Now, a number of degrees, when compared with expected earnings, hold a positive return on investment. There’s a reason college is still wildly popular — without higher learning, your earnings expectations are painfully meager.
Herein lies the problem, the root of the weed that’s strangling the life out of higher education: it’s become entirely transactional. Like all things in capitalism, it’s become nothing more than an exchange of goods and services — I give you this money, so you give me that diploma. I take that diploma as proof of expertise, and use that to earn money in excess (hopefully) of the cost of that process. The rest of my working years become the ‘net profit’ of that exchange.
On the surface, that may sound like good economic sense. It’s justified, and so long as the return on investment remains positive, one could make the argument that it’s a good system, guided by the free market. It becomes harder to justify that as the margin between cost and benefit tightens, many former students not getting out of the red of student debt until their 40s or beyond, but purely from an economic sense, it still holds. Investing in yourself still pays off, it just may take longer than it ever has. Still better than no college, so don’t bite the hand that feeds, right?
But all of that survives under a deeply flawed premise — one that I believe is synonymous the single best criticism of capitalism at large: that all things are valued based upon the ability to produce economic gains. There’s a fairly strong correlation between how much an education costs, and what that position will provide back to capitalism. An arts degree pales in comparison to the cost of a Masters in project management, a degree in philosophy pennies on the dollar to what it takes to become a doctor.
(Well hold on now, you might say, what economic value does a doctor provide? They’re saving lives! Fair — but once you account for the massive profits made by the health care and insurance companies, we can see that even there, the veil of humanitarianism can be pulled back to expose the cold machinery of capitalism.)
This serves to push college students to pursue degrees that are less about what’s in their heart, and more what’s most profitable. Often times, they try to find a balance; an accounting degree is relatively inexpensive with quite high earning potential, but few can stomach the idea of spending 40 years in a cubicle, interactions with humans sparse as compared to the cold companionship provided by spreadsheets and ledgers.
To some extent, this is a good thing. The laws of supply and demand exist outside of capitalism; it would be a problem all its own to be left with millions of art graduates competing for a limited number of jobs. But a case can be made that, with the demand for profits seemingly bottomless, we have drifted into problematic territory at the other extreme.
We are taught — no, herded — to put aside passion, to put aside interest, and pursue that which will be profitable. Herded because it is hardly voluntary — unless you want to graduate with a degree which has little in the way of increased compensation.
Maybe I’m guilty of a little cart-before-the-horse fallacy here, but it seems that with decades of students being corralled away from the arts, appreciation and funding for the arts have faded. They are the first programs to get cut in elementary schooling. And we make not a sound — of course an understand of math and science are more important for success than painting or music.

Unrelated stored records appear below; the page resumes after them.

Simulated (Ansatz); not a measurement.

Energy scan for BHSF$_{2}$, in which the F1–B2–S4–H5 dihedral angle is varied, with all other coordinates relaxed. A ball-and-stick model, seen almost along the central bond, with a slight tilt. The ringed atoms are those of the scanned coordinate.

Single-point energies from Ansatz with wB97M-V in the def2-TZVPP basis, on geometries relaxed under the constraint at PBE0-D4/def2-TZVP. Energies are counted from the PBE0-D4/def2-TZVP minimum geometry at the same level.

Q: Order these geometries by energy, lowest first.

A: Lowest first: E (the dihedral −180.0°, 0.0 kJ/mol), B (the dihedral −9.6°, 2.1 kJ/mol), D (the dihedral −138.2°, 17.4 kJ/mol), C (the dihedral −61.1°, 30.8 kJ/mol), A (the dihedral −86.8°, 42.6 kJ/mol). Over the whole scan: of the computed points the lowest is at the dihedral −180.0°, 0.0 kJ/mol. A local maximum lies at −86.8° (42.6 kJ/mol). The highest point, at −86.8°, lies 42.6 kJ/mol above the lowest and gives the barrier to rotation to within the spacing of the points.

There’s that word, though — success. Success defined not by happiness, but by dollars. The psychology of happiness as it relates to income in interesting in its own right. Without getting into the details and studies, money is crucial for happiness. That makes sense, being poor is hard, exhausting, and not surprisingly is always at the top of factors in depression and marital disputes.
But that correlation flattens out — sharply — at around $80K. Put simply, you’re less likely to report happiness in civilized nations the further you fall below that threshold, but you’re no more likely to be happier when your income exceeds that. It turns out the “money doesn’t buy happiness” is partly true — if you aren’t happy at $100K, making $200K is unlikely to solve your problems.
Where does that leave us? With entry levels wages stagnant, few will ever get to that threshold where their finances don’t stand in the way of their happiness. That pushes us to careers and degrees that are likely to get us there.
But that means we miss a massive part of the equation — if you can make a living doing what you love, your reported income nearly doesn’t factor at all into how happy you are.
I’d love to study philosophy, ethics, political sciences. How can I justify it? I don’t intend on entering those field professionally, aside from the off chance my writing gets me there.
By making the college experience nothing more than a transaction, we have killed the very essence and profound beauty of higher education. No longer can we study the entire body of knowledge on a subject, the culmination of centuries of others no different than us that decided to ponder, to wonder, and to learn all there was from those that came before them in the hopes to add an idea, a thought, a concept, brand new to the human specie.
No longer are we free to spend our days wandering the markets with Socrates, soaking up the most brilliant minds of our time, guided by their direction to not only carry legacy, but to break down and improve what’s been learned to this point.
Instead, we are corralled into institutions, corrupted by the profit first mentality of capitalism, taught that the free market will determine what is and what is not valuable. To hell with the Mozarts and Monets, they should learn something useful.
And when you strip away freedom of expression, freedom of inquiry, the majesty of genuine wonder, you strip away what it means to be human. You leave a society that’s little more than people turned into well oiled cogs in the cold machinery of capitalism — replaceable, unvarying, and boring.
If I had three wishes, all three would be that we find a way to free ourselves to discover our own consciousness, just in case the first two wishes didn’t work.